At this point there are several approaches I could go with this sermon and similarly different approaches to looking at Christmas in light of all that has been pointed out. Some people will try and oppose all of the pagan traditions of these holiday times and say that Christmas is a diabolical paradox because it is not focused on Jesus Christ’s birth. In fact, there are some that say that Christmas is a blasphemous holiday and are very much against it because it is more or less mocking Jesus. Then they is the more lenient, liberal approach which suggests that it is not such a bad thing that the Church wanted to bring Christ into a pagan holiday. This blending and mixing of ideas is acceptable and legitimate. That is why the Dec. date was chosen in the first place to compete with and evangelize Jesus despite pagan tradition.

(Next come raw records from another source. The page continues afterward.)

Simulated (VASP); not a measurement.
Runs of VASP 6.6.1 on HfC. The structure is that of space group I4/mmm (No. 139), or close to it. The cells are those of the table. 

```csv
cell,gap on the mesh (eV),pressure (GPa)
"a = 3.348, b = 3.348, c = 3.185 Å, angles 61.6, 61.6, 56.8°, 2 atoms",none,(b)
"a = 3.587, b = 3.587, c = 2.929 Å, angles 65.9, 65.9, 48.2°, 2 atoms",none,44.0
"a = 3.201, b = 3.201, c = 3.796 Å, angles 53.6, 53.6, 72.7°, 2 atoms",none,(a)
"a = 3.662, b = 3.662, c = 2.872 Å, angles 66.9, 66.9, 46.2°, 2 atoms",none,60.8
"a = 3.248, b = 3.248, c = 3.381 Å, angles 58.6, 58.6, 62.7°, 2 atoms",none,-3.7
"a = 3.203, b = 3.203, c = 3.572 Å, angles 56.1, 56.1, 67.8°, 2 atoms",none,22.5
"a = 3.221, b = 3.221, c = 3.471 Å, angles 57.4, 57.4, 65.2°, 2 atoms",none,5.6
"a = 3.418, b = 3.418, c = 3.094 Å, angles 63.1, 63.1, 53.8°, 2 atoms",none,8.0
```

The approach I am taking is a mix of the two. I have grown up in the American materialistic version of the holiday season but I also grow up remembering the reason for the season. I enjoy both giving and receiving presents, decorating the house, singing seasonal songs, and all of those little traditions but I do not let these little things stress me out. I do not make a huge deal of them and above all of these things, I celebrate Jesus Christ as Savior. I thank God that He was born and remember what He did for me. I recall the life of Jesus Christ. It is not so much a “merry bloody death of Christ” – but it is about Christ and on the other hand it is not a huge festivity where I am focused on competing to see how many gifts I get. The traditions are not sinful in themselves. Insomuch as that we remember what Christ’s Mass is all about: It is about Jesus Christ.

At some point in time Jesus Christ was born of a virgin Mary while they were in the town of Bethlehem to pay taxes and be counted for the census. When the couple arrived to the town the inn had no room for them. He realized that she was pregnant and could offer a manger/a stable. After such a long journey to Bethlehem and a wife who is in the most painful final stages of childbirth, Joseph as got to be thinking…”really? This is where my child, one who is to be called Jesus is to be born?” But being a good godly man, he carries Mary to the most comfortable spot, clears away the animals and builds a fire while saying a prayer to the Father! The Christ child is born in the humble manger. Later that evening shepherds would come and worship him directed by an angel.

Still almost two years later, a caravan of wise men would come and bring gifts of gold, frankincense and myrrh. At this point it is likely that Mary and Joe have moved out of the manger and into a house. These wise men were directed by a star. It is also likely that there were many more than “three” wise men or “kings,” as three wise men carrying three gifts might work logically it is simply not logistically sound because of safety issues and robbery. It is likely that more than three men made the trip in a caravan. These men gave a gift and did not expect or receive any gift in return except to be graced by the presence of Christ as a child.

This is the story of Christ’s birth according to the Word of God. I encourage you to check it out this week despite all the business of the holidays take time and remember Christ! Many of us are too busy planning His party to seek His will or grieve His absence. Let’s enjoy His grace and His presence as we celebrate His birthday. Let’s celebrate Christ this Christ’s mass!